CHERNOBYL
HISTORY OF A TRAGEDY
SERHII PLOKHY Allen Lane, 420pp, £20, Oldie price £13.49 inc p&p
‘April 26 1986 was so nearly Europe’s Armageddon,’ Julian Evans wrote in the Telegraph, ‘It was an accident begging to happen.’ ‘This is an ambitious work,’ Roland Elliott Brown wrote in the Spectator; ‘Plokhy’s range, from scene-setting and character-sketching to hard science and political analysis, is near Tolstoyan.’
‘As an author, he is a brilliant interpreter not only of the events themselves but of their longer-term historical significance,’ Viv Groskop added in the Guardian. ‘More importantly, he never loses sight of the human picture.’
The immediate cause of Chernobyl was a turbine test that went wrong, but the disaster was caused by a mixture of factors, mostly attributable to the Soviet system, where ‘you were trained to avoid responsibility and wait for someone else to make a decision’. More pertinently, according to Groskop, all this was ‘against the backdrop of a nuclear system that was being driven to breaking point. With the Soviet economy collapsing, nuclear energy was the only part of it that was thriving and there were rich rewards for anyone who could over-fulfil their quota.’ Plokhy, a Ukrainian, ‘shows how the seeds of disillusion with the Soviet project were sown in Chernobyl, as well as the beginning of the Ukrainian independence movement.

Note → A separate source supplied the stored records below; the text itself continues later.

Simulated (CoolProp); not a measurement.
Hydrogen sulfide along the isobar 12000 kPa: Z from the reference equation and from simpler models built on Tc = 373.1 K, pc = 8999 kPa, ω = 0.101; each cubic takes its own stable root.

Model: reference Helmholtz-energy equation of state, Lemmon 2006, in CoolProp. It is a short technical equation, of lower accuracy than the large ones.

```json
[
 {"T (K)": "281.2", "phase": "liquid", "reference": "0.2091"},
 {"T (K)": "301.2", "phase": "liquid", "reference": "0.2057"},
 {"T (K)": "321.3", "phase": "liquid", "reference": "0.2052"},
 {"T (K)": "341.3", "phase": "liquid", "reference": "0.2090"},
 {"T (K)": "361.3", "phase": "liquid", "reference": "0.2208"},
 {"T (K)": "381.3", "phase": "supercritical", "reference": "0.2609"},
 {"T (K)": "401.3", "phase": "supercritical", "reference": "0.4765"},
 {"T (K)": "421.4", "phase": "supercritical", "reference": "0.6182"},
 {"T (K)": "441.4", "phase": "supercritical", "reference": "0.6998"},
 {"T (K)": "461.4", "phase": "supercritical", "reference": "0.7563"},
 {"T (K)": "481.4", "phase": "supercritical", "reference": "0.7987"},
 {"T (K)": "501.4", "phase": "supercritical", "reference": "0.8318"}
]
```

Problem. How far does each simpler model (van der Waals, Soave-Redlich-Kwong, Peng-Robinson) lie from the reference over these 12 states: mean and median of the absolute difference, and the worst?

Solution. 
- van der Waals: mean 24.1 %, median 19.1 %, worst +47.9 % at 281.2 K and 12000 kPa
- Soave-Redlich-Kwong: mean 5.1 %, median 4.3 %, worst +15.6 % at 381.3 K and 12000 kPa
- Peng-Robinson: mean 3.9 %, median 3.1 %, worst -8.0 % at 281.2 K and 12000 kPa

‘It’s also a story of heartbreaking, reckless bravery, of the thousands of firemen, police officers, doctors and military personnel... who risked their lives and health in the weeks, months and years afterwards to investigate and clean up a site in conditions that were virtually hopeless.’
‘This history reads like an academic thriller,’ Groskop concluded, ‘As moving as it is painstakingly researched, this book is a tour de force and a cracking read.’